There was a period where every company was trying to "crowd source" free labor. It died off because people didn't like working for corporations for free.

I can see why they have it under Mozilla.org. And lots of companies have community support.

But I do think we should ask ourselves whether companies have some sort of moral obligation to continue relying on unpaid labor because it might make the unpaid laborers feel a sense of meaning. I'm very sympathetic to the need to have a sense of meaning. But I'm less sympathetic to for-profit companies relying on unpaid labor and especially to the idea that we should encourage more of it.



There was probably a more tactful way to shift labor from passionate volunteers to soulless AI.

I too would be upset if an organization threw out a decade of translation work without any warning or discussion, in favor of a robot pretending to understand my language and failing.


I agree there could have been more tact, and I would probably be upset too if a bunch of my work got replaced by automation. I would even feel that way if the automation was better. I've criticized Mozilla extensively in the past, and I would see a clumsy rollout as consistent with my concerns about them.

The difficulty with a post like this is it brings out a primal anti-technology impulse in all of us. But once you clear away the piling-on and emotionally charged hot takes there isn't much here to talk about.

This post, aside from a statement of intent to quit, is a report that was made about the bot. Mozilla made an invitation to address the concerns. All of that seems normal. Rollout with mistake -> bug report -> attempting to understand what went wrong. But the bug report contains unrealistic demands that seem almost rhetorical and the attempt to figure out what went wrong is being met with scorn, as in the top comment of this HN discussion.

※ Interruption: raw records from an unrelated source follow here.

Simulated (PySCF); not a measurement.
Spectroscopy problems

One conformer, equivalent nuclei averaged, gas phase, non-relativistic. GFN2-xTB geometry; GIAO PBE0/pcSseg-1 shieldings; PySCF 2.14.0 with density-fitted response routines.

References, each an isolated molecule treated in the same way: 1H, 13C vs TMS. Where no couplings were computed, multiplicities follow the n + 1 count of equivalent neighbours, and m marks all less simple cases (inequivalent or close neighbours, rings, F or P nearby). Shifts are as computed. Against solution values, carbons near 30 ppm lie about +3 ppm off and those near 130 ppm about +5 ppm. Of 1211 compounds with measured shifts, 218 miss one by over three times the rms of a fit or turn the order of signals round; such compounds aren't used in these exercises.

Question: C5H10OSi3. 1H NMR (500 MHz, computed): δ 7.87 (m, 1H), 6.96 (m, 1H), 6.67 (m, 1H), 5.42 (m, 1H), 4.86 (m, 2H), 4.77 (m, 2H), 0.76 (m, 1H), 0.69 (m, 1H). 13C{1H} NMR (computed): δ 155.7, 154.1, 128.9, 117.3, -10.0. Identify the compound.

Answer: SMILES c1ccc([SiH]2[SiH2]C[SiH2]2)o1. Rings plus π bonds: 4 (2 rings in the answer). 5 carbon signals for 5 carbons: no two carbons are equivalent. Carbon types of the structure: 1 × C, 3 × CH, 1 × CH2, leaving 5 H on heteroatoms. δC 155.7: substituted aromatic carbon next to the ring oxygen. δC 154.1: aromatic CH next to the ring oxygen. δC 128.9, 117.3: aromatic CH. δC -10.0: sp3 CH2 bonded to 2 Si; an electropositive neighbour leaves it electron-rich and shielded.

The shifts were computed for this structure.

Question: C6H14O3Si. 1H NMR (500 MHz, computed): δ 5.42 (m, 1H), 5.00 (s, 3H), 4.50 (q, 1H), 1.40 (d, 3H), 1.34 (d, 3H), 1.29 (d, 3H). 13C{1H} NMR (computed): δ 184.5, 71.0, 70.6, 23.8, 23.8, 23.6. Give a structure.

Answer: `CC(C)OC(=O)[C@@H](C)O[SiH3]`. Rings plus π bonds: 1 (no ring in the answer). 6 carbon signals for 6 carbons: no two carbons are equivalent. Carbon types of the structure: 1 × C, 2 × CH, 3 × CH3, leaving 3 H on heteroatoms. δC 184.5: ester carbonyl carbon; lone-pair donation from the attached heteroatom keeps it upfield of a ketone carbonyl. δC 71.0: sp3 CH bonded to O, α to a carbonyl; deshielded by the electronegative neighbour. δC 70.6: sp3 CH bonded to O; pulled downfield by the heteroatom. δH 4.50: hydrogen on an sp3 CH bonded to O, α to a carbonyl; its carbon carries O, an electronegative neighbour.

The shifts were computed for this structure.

> passionate volunteers to soulless AI.

Humans don't have souls either as I'm sure you know :-P. To post this comment, you're using a soulless computer that took jobs away from human computers. You probably listen to music made with soulless synthesizers that took jobs from musicians. You no doubt take photos with soulless cameras that took jobs from painters.

I think we have to be clear to ourselves that, although the transition to automation will be painful, nobody is going to prevent technology from advancing. So we have to find a way to use it to build the future we want, not try to tear it down as soulless or evil.